How to Write the Small Towns We All Love!

What's your favorite small town in literature? Mitford? Walnut Grove? Shirlee McCoy's Apple Valley? Debbie Macomber's Cedar Cove?

Well, I'm going to start with Avonlea...

Anne of Green Gables, the quaint old town, the beautiful farms, the coastlines of Prince Edward Island, the sea breezes, the waving grasses, the Avenue (that Anne re-christened "The White Way of Delight" and Rachel and the general store and Matthew and Marilla and Gilbert Blythe and the school house and the ridgepole of the barn and the dinghy that sank while playing Camelot...

So many things to love about Prince Edward Island!

So that would be my number one pic because I could just feel the beauty of that place and the joy of  a young girl finally finding her place... right there with Matthew and Marilla Cuthbert.
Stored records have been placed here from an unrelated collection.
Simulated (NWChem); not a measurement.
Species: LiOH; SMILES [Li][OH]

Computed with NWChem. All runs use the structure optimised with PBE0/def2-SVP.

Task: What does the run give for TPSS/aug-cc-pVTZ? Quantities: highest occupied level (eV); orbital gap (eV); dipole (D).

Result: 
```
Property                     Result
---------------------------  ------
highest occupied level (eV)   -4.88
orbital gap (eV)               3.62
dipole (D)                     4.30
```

But not everyone lives on an island, right? So we need to be able to create the place with what the majority of us are given, the sweet town next door... or our very own hometown!

I use elements of my hometown here in Hilton, NY and the surrounding towns all the time. I steal elements I love from one town/village and merge them with elements of another to create either the welcoming feel or the threatening despair depending on what's going on in that town at that time.

This is the town sign on the main road and right now it's featuring mums and pumpkins from our farm... and that's the mark of a small town, too. Taking care of one another... And sometimes there's this:  When a horrible accident took the life of one young person and severely injured another person, this was the symbol we all used on Facebook... because in times of trouble, we are strong for one another.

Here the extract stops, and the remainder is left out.